Tuesday 30 October 2018

Inline declaration of variables

There will be a new interesting feature in the upcoming Delphi 10.3 Rio: inline declared variables. I have permission to blog a little about it.

Marco Cantù already wrote about this new feature. I am not going to explain it, as I think he already did a good job doing that.

I just want to demo one of the main advantages of them: they are block-local, i.e. they are initialized at the point of declaration and are finalized at the end of the begin-end block they were declared in. This means that an interface or other managed variable declared that way is finalized at the end of the block.

To demo this, I made a little talkative interface, which tells us what it is doing, and when it is being created and being destroyed. It also has a name. Here is the code:

  ITalking = interface
    procedure Talk;

  TTalking = class(TInterfacedObject, ITalking)
    FName: string;
    constructor Create(const Name: string);
    procedure Talk;
    destructor Destroy; override;


{ TTalking }

constructor TTalking.Create(const Name: string);
  FName := Name;
  Writeln(Format('Creating %s', [Name]));

destructor TTalking.Destroy;
  Writeln(Format('Destroying %s', [FName]));

procedure TTalking.Talk;
  Writeln(Format('Hi, %s talking here!', [FName]));


And here is the demo:

procedure Test;
  var I1: IInterface := TTalking.Create('One'); // one way to declare an interface
  Writeln('// Before block');
    Writeln('// Before first inline var...');
    var I2 := TTalking.Create('Two') as ITalking; // the other way: type inference
    var I3: ITalking := TTalking.Create('Three');
    Writeln('// Do something useful here');
  Writeln('// After block');
  var I4: ITalking := TTalking.Create('Four');
  Writeln('// After declaration of Four');

And the output is:

Creating One
// Before block

// Before first inline var...
Creating Two
Hi, Two talking here!
Creating Three
Hi, Three talking here!
// Do something useful here
Destroying Three
Destroying Two

// After block
Creating Four
// After declaration of Four
Destroying Four
Destroying One

As you can see, the two interfaces declared and initialized inside the inner block are destroyed at the end of the same block. The interfaces declared and initialized in the outer block are destroyed at the end of the function.

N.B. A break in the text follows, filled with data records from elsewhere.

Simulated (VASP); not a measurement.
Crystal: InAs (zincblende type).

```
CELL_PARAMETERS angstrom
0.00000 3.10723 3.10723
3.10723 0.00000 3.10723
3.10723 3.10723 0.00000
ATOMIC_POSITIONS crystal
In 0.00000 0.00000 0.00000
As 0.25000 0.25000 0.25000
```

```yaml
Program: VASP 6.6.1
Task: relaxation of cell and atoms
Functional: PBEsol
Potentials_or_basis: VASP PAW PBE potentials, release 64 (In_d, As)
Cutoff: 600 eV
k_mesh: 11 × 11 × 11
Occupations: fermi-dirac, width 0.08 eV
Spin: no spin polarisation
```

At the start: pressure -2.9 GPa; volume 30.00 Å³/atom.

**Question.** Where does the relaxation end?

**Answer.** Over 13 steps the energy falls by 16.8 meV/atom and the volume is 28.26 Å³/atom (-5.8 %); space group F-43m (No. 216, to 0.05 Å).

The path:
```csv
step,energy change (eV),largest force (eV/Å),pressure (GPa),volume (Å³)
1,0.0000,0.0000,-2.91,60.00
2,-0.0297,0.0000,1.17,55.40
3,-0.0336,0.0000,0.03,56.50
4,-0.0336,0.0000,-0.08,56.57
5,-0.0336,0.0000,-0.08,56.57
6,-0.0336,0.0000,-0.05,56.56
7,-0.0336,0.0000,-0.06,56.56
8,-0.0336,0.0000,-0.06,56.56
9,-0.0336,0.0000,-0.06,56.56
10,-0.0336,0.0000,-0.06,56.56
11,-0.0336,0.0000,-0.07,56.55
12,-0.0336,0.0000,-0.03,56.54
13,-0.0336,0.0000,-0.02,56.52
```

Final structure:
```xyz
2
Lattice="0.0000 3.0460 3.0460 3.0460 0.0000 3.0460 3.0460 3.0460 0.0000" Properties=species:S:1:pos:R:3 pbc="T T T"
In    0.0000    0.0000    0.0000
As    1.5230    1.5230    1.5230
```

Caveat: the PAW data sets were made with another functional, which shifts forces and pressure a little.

This creates some interesting opportunities, e.g. for RAII using interfaces, or other auto-finalized structures. RAII doesn't have to be used for smart pointers. It can also be used for many other things, like locks, mutexes, temporary changes of cursors, etc. i.e. anything that is changed temporarily and restored at the end of a certain period. Just declare the RAII object inside the block and the change will be restored at the end of it. Just pass it an anonymous function to tell it what it must do at the end of the block (or in case of an exception).

But more about this later. FWIW, I also like the type inference, or that it can be used for for-loops.

Friday 5 October 2018

Why I like Stack Exchange

Because you can get extremely interesting answers, like the excellent answer to the question "What is Chirped Pulse Amplification, and why is it important enough to warrant a Nobel Prize?" on Physics Stack Exchange:

The 2018 Nobel Prize in Physics has just been announced, with half going to Arthur Ashkin for his work on optical tweezers and half going to Gérard Mourou and Donna Strickland for developing a technique called "Chirped Pulse Amplification". While normally the Wikipedia page is a reasonable place to turn to, in this case it's pretty flat and not particularly informative. So:

  • What is Chirped Pulse Amplification? What is the core of the method that really makes it tick?
  • What pre-existing problems did its introduction solve?
  • What technologies does it enable, and what research fields have become possible because of it?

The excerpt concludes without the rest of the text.